The Ohio Supreme Court has stated:
"Whether one is an independent contractor or in service depends on the facts of each case. The principal test applied to determine the character of the arrangement is that if the employer reserves the right to control the manner or means of doing the work, the relation created is that of master and servant, while if the manner or means of doing the work or job is left to one who is responsible to the employer only for the result, an independent contractor relationship is thereby created."Bostic v. Connor (1988), 37 Ohio St.3d 144, 146.
To determine who has the right to control the work in question, the individual facts of each case must be examined. Id. The factors to be considered include, but are not limited to, ". . .such indicia as who controls the details and quality of the work; who controls the hours worked; who selects the materials, tools and personnel used; who selects the routes traveled; the length of employment; the type of business; the method of payment; and any pertinent agreements or contracts." Id., 146.
R.C. § 4141.01(B)(1) defines "employment" as:
"[S]ervice performed by an individual for remuneration under any contract of hire * * * unless it is shown to the satisfaction of the administrator that such individual has been and will continue to be free from direction and control over the performance of such service, both under a contract of service and in fact. The administrator shall adopt rules to define `direction or control.'"
The administrator's rules are contained in Ohio Adm. Code 4141-3-05, Definition of Employment, which lists twenty factors which may evidence direction or control. These factors set out in Ohio Adm. Code 4141-3-05(B) are to be used by the OBES administrator, but they are not necessarily the factors utilized by courts in determining whether reasonable minds could find that a claimant was or was not subject to direction and control over the performance of his services. Butts v. OBES (Aug. 19, 1999), Columbiana App. No. 98 CO 7, unreported, *4. The code is permissive and states that, "[d]irection or control may be evidenced by," the factors. Id.

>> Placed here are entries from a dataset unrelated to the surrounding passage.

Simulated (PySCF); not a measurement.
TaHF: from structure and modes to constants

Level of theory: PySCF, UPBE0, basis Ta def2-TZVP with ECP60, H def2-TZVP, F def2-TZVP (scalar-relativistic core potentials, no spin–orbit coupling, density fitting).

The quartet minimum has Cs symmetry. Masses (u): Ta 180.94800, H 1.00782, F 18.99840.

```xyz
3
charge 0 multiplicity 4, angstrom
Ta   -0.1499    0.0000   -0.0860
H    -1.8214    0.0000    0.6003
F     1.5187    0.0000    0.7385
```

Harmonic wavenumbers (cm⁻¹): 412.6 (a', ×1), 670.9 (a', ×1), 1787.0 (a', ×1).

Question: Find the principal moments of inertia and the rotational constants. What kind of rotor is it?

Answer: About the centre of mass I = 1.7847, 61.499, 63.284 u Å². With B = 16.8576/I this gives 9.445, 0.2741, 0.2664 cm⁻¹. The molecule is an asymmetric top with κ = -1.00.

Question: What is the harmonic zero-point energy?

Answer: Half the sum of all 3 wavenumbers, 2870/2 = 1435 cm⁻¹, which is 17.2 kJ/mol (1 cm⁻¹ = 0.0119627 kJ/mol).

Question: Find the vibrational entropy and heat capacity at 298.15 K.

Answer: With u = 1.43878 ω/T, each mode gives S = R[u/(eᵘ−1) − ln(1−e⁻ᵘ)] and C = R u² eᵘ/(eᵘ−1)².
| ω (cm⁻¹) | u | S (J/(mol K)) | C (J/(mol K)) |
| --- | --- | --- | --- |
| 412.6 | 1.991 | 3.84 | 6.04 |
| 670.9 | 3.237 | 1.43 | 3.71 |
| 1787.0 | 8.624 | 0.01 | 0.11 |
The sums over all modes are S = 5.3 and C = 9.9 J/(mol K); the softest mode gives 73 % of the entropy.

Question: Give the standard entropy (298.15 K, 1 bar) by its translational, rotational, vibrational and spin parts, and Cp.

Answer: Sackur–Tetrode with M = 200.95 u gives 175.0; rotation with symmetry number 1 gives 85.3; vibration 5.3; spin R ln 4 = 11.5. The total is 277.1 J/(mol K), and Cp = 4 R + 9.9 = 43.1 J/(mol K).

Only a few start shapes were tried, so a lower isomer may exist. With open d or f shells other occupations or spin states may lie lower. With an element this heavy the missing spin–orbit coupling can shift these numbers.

Although our standard of review of the present matter is clear, we are unable to review the facts of this case to determine whether the trial court properly upheld the decision of the Commission. A transcript of the administrative hearing was not filed with the trial court, despite repeated references made to such transcript. Moreover, Appellant has filed with this Court neither a transcript of those proceedings pursuant to App.R. 9(B), nor an alternative record pursuant to App.R. 9(C)(D). It is well established that the duty to provide a transcript for appellate review falls upon the appellant because an appellant bears the burden of showing error by references to matters in the record. Knapp v. Edwards Laboratories (1980), 61 Ohio St.2d 197, 199. "When portions of the transcript necessary for resolution of assigned errors are omitted from the record, the reviewing court has nothing to pass upon and thus, as to those assigned errors, the court has no choice but to presume the validity of the lower court's proceedings, and affirm." Id. at 199.
Here, Appellant asks us to review whether the trial court's judgment is supported by the evidence. Since there is no record of that evidence, we must presume that the trial court's judgment was valid. Accordingly, we are compelled to hold that Appellants assignment of error lacks merit and to affirm the judgment of the trial court.
Cox, P.J., concurs.
Donofrio, J., concurs; see concurring opinion.
I agree with the majority's conclusion that appellant failed in its duty to provide the court with a transcript of the administrative hearing. The majority goes on to also conclude that since the appellant failed to provide the court with a transcript of the administrative hearing in question, there was an insufficient record for this court to review appellant's assignment of error. However, I believe that there are sufficient findings of fact in the magistrate's decision and facts agreed upon in the parties' briefs for this court to conduct a limited review.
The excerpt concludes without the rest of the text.